Dave Nellist at the Oxford union Debating Society. Photo: Oxford union youtube
Dave Nellist at the Oxford union Debating Society. Photo: Oxford union youtube

In May, the Oxford Union Debating Society, with its £150-a-year membership fee, met to discuss the class basis of politics.

Dave Nellist, former Labour MP and now a member of the Socialist Party’s national committee, took part. Alongside him was Financial Times columnist Simon Kuper and Labour’s Shadow attorney general, Emily Thornberry MP.

The other side included the 8th Earl of Carnarvon – the real owner of Downton Abbey! Dave was introduced to the university audience as the MP who, for nine years, took only a worker’s wage. Dave’s side won decisively. We print below a condensed version of his speech.


Marxists argue that in a class society based on the market – capitalism – the two main classes are those with ownership and control of production, the capitalist class, and those who only sell their labour power, the working class.

The first is tiny – tens or hundreds of thousands at the very most. The second and main class in society, the working class, is huge, with nearly 60 million people. There’s a third, smaller, middle class of perhaps 5-10 million in between. The trick for the ruling capitalist class is to mould British politics to act predominantly in their interests when they are such a numerically small section of society.

Office of National Statistics (ONS) figures indicate that the richest 1% of the UK population, some 700,000 people, have a total wealth of almost £3,000 billion. The bottom 70%, some 48 million people, share £2,000 billion.

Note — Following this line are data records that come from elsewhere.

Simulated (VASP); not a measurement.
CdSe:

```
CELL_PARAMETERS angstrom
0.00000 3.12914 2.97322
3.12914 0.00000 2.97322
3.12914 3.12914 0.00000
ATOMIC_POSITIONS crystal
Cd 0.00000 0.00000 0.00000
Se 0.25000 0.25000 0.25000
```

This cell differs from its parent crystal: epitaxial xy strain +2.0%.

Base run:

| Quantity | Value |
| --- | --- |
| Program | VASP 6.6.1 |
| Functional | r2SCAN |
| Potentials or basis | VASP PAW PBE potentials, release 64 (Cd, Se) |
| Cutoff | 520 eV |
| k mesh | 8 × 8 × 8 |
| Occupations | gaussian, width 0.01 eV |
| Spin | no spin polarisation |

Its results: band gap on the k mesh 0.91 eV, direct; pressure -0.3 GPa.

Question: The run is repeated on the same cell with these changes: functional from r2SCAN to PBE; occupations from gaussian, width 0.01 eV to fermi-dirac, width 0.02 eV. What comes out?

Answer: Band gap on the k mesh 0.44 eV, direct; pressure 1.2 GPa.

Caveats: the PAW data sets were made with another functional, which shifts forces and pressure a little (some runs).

Fifty years ago, Britain was one of the more equal countries on the planet, with the gap between the rich and the rest at its narrowest during the 20th century. In 1973, roughly 65% of the country’s annual output went to working-class families. That was because of several factors, including a much larger trade union movement.

After Margaret Thatcher and a succession of prime ministers who have essentially maintained her path, that proportion is now down to around 50%. In today’s figures, that’s an extra annual transfer of over £300 billion a year from ordinary families to the richest layers of society.

Maintaining that disparity and the structures which keep it in place is the job of a system of politics that essentially represents the interests of the ruling class.

Institutions such as private education and Oxford and Cambridge universities (Oxbridge) have a particular role in the preparatory ground for that politics. They provide a homogeneity of outlook and a cohesiveness of shared values. Essentially, they defend the status quo, the continued existence of an unequal society, against any ideological or organisational challenge.

29% of current MPs attended private schools (four times the rate of the general population). For Tory MPs, the figure is 41%. Three-quarters of all MPs – nearly 500 – went to Oxbridge or other Russell Group universities (the top 24 universities in the country). Almost every prime minister over the last 75 years who went to university, went to Oxford.

The figures for MPs have changed over time. Forty years ago, 73% of Tory MPs were privately educated, compared to 41% today. For Labour MPs, the decline is less, from 18% in 1979 to 14% today. But while the percentage of Tory MPs who went to Oxford or Cambridge fell over that period, the proportion of Labour MPs rose. Arguably, the British elite’s talent base has expanded as more MPs across the parties share a background that leads them to naturally defend the current market system, not fundamentally challenge it.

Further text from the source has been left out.